House Passes SECURE Act To Bolster Retirement Plans 

24 May 2019

The Setting Every Community Up for Retirement Enhancement (SECURE) Act of 2019 (HR 1994) has passed the House of Representatives in a 417–3 vote on May 23. As amended by House Report 116-79, the bill would significantly revise numerous retirement plan rules.

Bill Highlights

Key changes would provide long-awaited nondiscrimination testing relief for closed defined benefit plans, promote “open” defined contribution (DC) multiple-employer plans, relax auto-enrollment rules and encourage lifetime-income options in DC plans. Other provisions aim to help individuals save more for retirement. For example, the bill would increase the starting age for required distributions from 70-1/2 to 72 and eliminate the ban on individuals contributing to an IRA after age 70-1/2.

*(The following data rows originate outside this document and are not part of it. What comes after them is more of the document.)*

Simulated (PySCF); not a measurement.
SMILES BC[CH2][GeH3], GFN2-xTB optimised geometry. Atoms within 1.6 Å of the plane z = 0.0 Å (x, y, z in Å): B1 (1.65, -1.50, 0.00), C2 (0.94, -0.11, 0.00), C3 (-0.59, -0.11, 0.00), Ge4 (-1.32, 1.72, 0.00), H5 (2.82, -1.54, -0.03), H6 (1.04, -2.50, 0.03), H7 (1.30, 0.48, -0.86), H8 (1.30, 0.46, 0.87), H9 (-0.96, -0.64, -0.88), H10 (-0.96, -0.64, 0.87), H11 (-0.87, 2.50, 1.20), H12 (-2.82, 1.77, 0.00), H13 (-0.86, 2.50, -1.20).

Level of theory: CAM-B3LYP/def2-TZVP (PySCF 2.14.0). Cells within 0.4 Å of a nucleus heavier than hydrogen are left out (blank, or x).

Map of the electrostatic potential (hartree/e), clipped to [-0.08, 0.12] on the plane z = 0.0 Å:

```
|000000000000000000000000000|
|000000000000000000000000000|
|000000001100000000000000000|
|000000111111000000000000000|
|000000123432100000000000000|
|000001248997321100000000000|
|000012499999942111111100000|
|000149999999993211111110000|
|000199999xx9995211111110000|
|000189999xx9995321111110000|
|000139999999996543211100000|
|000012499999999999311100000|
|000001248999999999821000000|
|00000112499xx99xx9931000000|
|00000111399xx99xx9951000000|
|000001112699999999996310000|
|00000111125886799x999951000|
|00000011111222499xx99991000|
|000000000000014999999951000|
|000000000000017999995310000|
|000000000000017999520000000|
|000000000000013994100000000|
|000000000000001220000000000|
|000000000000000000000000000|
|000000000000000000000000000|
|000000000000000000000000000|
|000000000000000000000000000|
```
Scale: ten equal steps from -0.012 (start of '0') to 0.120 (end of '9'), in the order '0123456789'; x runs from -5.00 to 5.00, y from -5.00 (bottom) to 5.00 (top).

The House-passed bill is almost identical to the version approved by the Ways and Means Committee in April (for an overview of that version, see this GRIST). But the amended bill has a few changes affecting retirement plans: The penalty for failing to file Form 5500 would increase to 10 times the original amount, and 457(b) plans would still have to make distributions at age 70-1/2.

The bill no longer contains a controversial provision expanding Section 529 savings accounts to cover home-schooling expenses. The SECURE Act now heads to the Senate, where the similar Retirement Enhancement Savings Act (RESA, S 972) sits with the Finance Committee.